Anonymous
Post 08/20/2022 13:28     Subject: Nanny candidate told us in the interview that our job wasn’t for her.

This is rare DCUM consensus. Or near consensus.

We all must know, what was the “one thing”? This is anonymous board nobody will know who you are come on, spill beans!
Anonymous
Post 08/20/2022 13:22     Subject: Nanny candidate told us in the interview that our job wasn’t for her.

Anonymous wrote:I had a phone interview with someone for our nanny position who seemed great. She came to our house for an in-person interview and we really liked her. Then, one aspect of the job wasn’t appealing to her and she told us right there in the interview while holding our baby that she was no longer interested in our job because of that one aspect. Then it was so awkward!! She had to hand us back our baby, gather her things, and leave while making really uncomfortable small talk.

Why didn’t she wait and decline the job when offered in email or on the phone?! You don’t do it during the interview in the person’s home to their face!!!


At least she gave you back your baby.

I wonder whether the OP was insulted by the refusal from someone who was holding her child and took the rejection as a rejection of her child while stating another reason.

Reminds me of a Seinfeld episode about friends who had a new baby.
Anonymous
Post 08/20/2022 13:22     Subject: Nanny candidate told us in the interview that our job wasn’t for her.
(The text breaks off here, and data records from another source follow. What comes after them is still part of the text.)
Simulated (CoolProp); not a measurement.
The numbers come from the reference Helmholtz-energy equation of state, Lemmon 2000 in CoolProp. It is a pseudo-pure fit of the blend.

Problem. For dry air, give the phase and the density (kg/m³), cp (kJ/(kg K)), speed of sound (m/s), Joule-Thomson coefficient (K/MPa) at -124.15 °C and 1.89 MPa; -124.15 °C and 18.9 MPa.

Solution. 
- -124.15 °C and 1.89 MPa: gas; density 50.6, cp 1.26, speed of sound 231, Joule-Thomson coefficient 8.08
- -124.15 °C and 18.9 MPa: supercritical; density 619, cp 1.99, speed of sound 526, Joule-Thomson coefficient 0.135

Man, I really want OP to come defend whatever this one thing was. Must have been a doozy
Anonymous
Post 08/20/2022 13:21     Subject: Re:Nanny candidate told us in the interview that our job wasn’t for her.

Anonymous wrote:
Anonymous wrote:
Anonymous wrote:A lot of things parents ask for are unreasonable but I would still hold my tongue and decline in writing later. Happens all the time. It’s not my job to educate them on why I’m taking myself out of consideration and telling them in person leads to a discussion I have no interest in having.


This.


+100000000000

The people thinking the nanny did them a favor aren’t nannies. I have no time or patience explaining in person why I’m no longer interested in your position. I smile, finish fast, and decline by text the next day with no explanation.


Disagree.
“Thank you so much for meeting with me. This isn’t going to be match for me. Best wishes to you.”
Then walk out. No one has to have a conversation.
Anonymous
Post 08/20/2022 13:19     Subject: Nanny candidate told us in the interview that our job wasn’t for her.

Anonymous wrote:
Anonymous wrote:
Anonymous wrote:
Anonymous wrote:OP must know she’s over the top by not disclosing “the one thing”. GL finding a nanny.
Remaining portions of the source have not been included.